Thursday, 26 October 2017 14:55

Fencing works, but more needed

Written by  Peter Burke
Fencing waterways is proven as effective in combatting contamination, says AgResearch’s Rich McDowell. Fencing waterways is proven as effective in combatting contamination, says AgResearch’s Rich McDowell.

Fencing waterways is proven as effective in combating the risk of contamination in waterways.

However, AgResearch professor Rich McDowell says other mitigation strategies need to be looked at because it’s impractical to fence all waterways.

McDowell recently had a paper on a model he developed published in the American Journal of Environmental Quality.

He told Rural News his model is designed to calculate the loads of various contaminants, e.g. nitrogen, sediment and E.coli in rivers and streams, and produce scenarios to help mitigate problems in waterways. An important conclusion is the scientific proof about the value of fencing off waterways.

“Fencing counts,” he says. “We know fencing knocks off 10 - 90% of contaminant transfer from land into waterways.

“It just depends which contaminant you are talking about. For instance, at the upper end you have surface-runoff derived contaminants such as sediment, phosphorous and potentially E.coli; and at the lower end it’s probably nitrogen because it goes lower into the subsurface.”

McDowell says fencing works especially well for E.coli and phosphorous contamination that can result from animal waste or stream destabilisation. But he points out that New Zealand’s topography makes it impossible to fence all streams.

He says the cost of fencing streams high up in a catchment is effectively prohibitive and therein lies the problem.

“We see most contaminants coming from shallow narrow streams in catchments steeper than 15 degrees,” McDowell explains. “Beyond that, there is a component that is natural and a component derived from farming activity. The bit that is natural is between 25 and 75%, depending on the contaminant and local context.”
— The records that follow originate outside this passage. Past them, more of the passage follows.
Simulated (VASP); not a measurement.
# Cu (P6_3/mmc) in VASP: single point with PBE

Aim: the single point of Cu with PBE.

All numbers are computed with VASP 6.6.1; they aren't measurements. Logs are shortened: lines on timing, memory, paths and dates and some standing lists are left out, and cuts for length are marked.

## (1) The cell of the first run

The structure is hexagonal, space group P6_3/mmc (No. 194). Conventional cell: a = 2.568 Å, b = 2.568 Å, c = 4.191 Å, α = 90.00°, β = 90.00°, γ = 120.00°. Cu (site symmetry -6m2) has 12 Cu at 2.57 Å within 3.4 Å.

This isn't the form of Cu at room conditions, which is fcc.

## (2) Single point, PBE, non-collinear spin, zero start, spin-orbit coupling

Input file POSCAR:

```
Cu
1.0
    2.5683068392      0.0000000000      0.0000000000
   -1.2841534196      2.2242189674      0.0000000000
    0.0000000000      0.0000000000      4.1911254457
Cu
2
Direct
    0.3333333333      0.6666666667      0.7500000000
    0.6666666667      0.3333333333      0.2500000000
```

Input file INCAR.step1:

According to McDowell, the alternative to fencing streams in steeper country is other mitigation strategies -- having an optimal Olsen P concentration, not grazing gullies until later in the season and providing deer with wallow areas away from streams. Such mitigation options are very cost effective.

McDowell notes that in the last ten years an awareness of the issues and good management practices have begun to reverse the degrading of waterways by phosphorus and sediment.

He says fencing in the right situation is obviously a good idea because it’s simple, visual and the concept resonates with the public. But mitigation requires a horses-for-courses approach.

Winter forage crops work in some regions but will not work in others and farmers need an open mind on what is best for their particular circumstances.

McDowell points out that this is not just a dairy problem.

“There are loads of various contaminants coming in from a variety of land uses – dairy, drystock and even the arable and horticultural sectors. They have their own ‘signatures’ in terms of contaminants.

“Equally, they have their own mitigation strategies.”

McDowell says in some seasons very wet or very dry ground causes runoff into streams. His advice to farmers is to mix and match strategies and possibly get a second opinion to ensure action lines up with regional council rules.